While the reality of being a new mom is a couple years away for me (or never!), it's the new normal for a lot of my girlfriends. I marvel at and cherish the wisdom they embody as they've grown into their new role of being a momma.

One of those wise friends recently jotted down some of her thoughts and she's sharing them here!


Thoughts From a New Mom

I've been able to think a lot these last few months. With a new life to take care of, your perspective changes on a lot of fronts. Things that were once not important still aren't, while other things are seemingly more important than you ever thought should be.

Even before I became a mother, I had this perspective on raising kids. I will be the best mother I absolutely, positively can be to them. But my children will not become more important than my relationship with God or my husband. I've seen and heard the same story time and time again — husband and wife have a family, wife devotes her whole life to raising kids, they become her world, kids grow up and leave them with an empty house and now they're back living with someone they've each forgotten to know over the last 18+ years. 
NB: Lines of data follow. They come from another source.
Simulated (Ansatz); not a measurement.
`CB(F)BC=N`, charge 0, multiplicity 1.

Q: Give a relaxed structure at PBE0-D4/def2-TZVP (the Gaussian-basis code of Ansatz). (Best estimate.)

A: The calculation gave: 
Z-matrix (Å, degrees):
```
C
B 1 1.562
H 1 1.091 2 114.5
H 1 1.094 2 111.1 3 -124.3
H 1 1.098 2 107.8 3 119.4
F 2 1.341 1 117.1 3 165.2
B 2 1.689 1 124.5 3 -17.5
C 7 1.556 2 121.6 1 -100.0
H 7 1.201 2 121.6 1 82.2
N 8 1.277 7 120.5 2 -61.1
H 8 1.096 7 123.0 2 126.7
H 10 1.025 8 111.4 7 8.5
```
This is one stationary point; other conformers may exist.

There's a danger in letting your relationship with God slip away. Quiet time seems hard to come by. Sleep is hard to come by. Your job (both being a mother or being employed) takes more time and energy away. But there's time. There's time for church. There's time to read your Bible for 5 minutes if that's all you have for the day. There's time to say a quick prayer. There's time for you not to forget Whose you are. Recently, I read this devotional thought and it seemed to drive home the point:

My identity is not found in being a mother, but in being a daughter of the King – and that relationship will never change. God never needs to pull away from me to become independent, rather He prefers that I become more dependent.
— taken from proverbs31.org

I need to take matters into my own hands and demand time with God. Just like my son needs me to survive, God wants me and I need Him. I need to be more dependent on Him. I need to know that God will remember what I look like when I get into Heaven. I need to know that He won't say, "I know you, but I haven't heard from you in a while." 

There's also a danger in letting your husband slip away. Nights at home are now filled with screaming kids, baths, bedtime stories and cleanup. It's easy to call it a night once your kids are in bed and succumb to the comfort of your bed for an extra hour of sleep. But you need your husband and he needs you. You need to talk and converse like adults. Have sex. The connection that once brought children should not be forgotten. You need to go out on dates. Woo each other again just like when you first met. 

My parents have always been a good example of this type of relationship. Every Saturday night we had a babysitter and they would go out either by themselves or with other couples. They took vacations together without the kids. I remember thinking to myself, "They never take us out on dates. Why can't they spend that time with us?" Now, I get it. It wasn't about us kids. It was about them. Now, 40 years later, they're as happy as ever. Maybe even happier.

My last thought is this ... just because you have kids and a family doesn't mean that all of your dreams and aspirations are thrown by the wayside. They don't have to be forgotten about while you raise your family. It all should happen simultaneously. Glennon, from Momastery, says, 

But I do not believe in sacrificing all my dreams for my kids. If every generation does that, than who ever actually gets to follow her dreams? Nobody, except for the one who decodes the system and decides that to stay childless is the only way to stay true to herself. No, Craig and I follow our dreams and then we provide everything our kids need to adjust, and they do. I hope from this they learn that parenthood does not mean martyrdom, necessarily.

Following your dreams and making them happen is scary and rewarding. Your kids may not understand it now, but when they're older they will. They'll know that their parents loved them wholeheartedly. They'll also know that their Mom (and Dad) kicked butt at living life and didn't let a couple of kids stand in her way.

So there you have it. Thoughts from a new mom. (I'm just impressed I was able to coherently write a paragraph!)


I admit that one of my fears about being a mom stems from that oft-used phrase: "a baby changes everything." After all, there are things I don't want to change! I don't want to lose what I have with the Mr. — our talks and time and closeness. I don't want to lose the focus I have on God. I don't want to lose ME in the process of being a mom. Can you relate? Had success or failures? Tips? Chime in!